How To Make a Suit of Motherboard Armour

Written by Alex Banks

June 18, 2018 | 13:00

Tags: #aluminium #cad #casemod #cnc #machining #modding #motherboard #yeswebuild

Companies: #msi

Right, Let's Make This Thing

With the G-Code exported and loaded into the control software, I loaded the sheet into the bed of the router and secured firmly in place. The forces on a thin workpiece like this are pretty minimal, but it's worth keeping an eye out for any distortion, as you can guarantee a thin sheet like that won't be flat! This is a really simple piece to cut on the machine, so we just let it do its thing and prepped the later parts.
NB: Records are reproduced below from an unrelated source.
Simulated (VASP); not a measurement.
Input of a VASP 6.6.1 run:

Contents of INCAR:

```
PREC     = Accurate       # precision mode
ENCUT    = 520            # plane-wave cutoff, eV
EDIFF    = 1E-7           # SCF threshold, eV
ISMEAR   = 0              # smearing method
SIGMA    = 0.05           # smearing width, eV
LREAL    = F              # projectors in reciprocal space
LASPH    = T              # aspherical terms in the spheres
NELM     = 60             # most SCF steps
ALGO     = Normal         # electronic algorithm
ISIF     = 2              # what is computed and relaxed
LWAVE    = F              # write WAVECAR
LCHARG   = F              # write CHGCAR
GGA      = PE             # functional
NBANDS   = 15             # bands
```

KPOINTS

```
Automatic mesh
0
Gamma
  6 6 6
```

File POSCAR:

Straight off the machine, the shroud really does look rather good. There are very few surface marks, as you can keep the protective plastic on for a piece like this. That said, the edges need a good deburring, so out with the tool for that to clean it all up and make it safe to handle, lest the blood sacrifice be performed.

















That said, of course we're nowhere near done yet. As with hand work, the cutting is only beginning: We need to finish this up to get it up to par. To do that, it was taped to the bench, and then using a hand sander I went at it with 320- and 500-grit papers following one direction to give that brushed look. I went at it with a bit of 6k polish too just to bring out the sheen a little more.

















With the top face brushed, it's time to bend the flanges and also plastidip the underside. Whilst there should be sufficient clearance, it's still a metal part, so it's wise to protect against potential shorts. Cover the brushed side with low-tack painter's tape, then place the flanges into a vice or use a similar clamping method. If you were able to score the surface for the bends, this will go much smoother.
















To give that 10mm clearance I mentioned, we're using these 10mm standoffs (below). Just use these instead of standard motherboard screws when installing the board into the case, then plonk the shroud on top and screw down with the regular screws. It's a simple and effective method, plus standoffs are available in a load of different sizes - much easier than making some from scratch!
















And here you have it! One fully suited up motherboard waiting to be placed into a matching system. The raw metal look definitely gives it a classy vibe, but remember you can always use other materials such as plastics or even wood!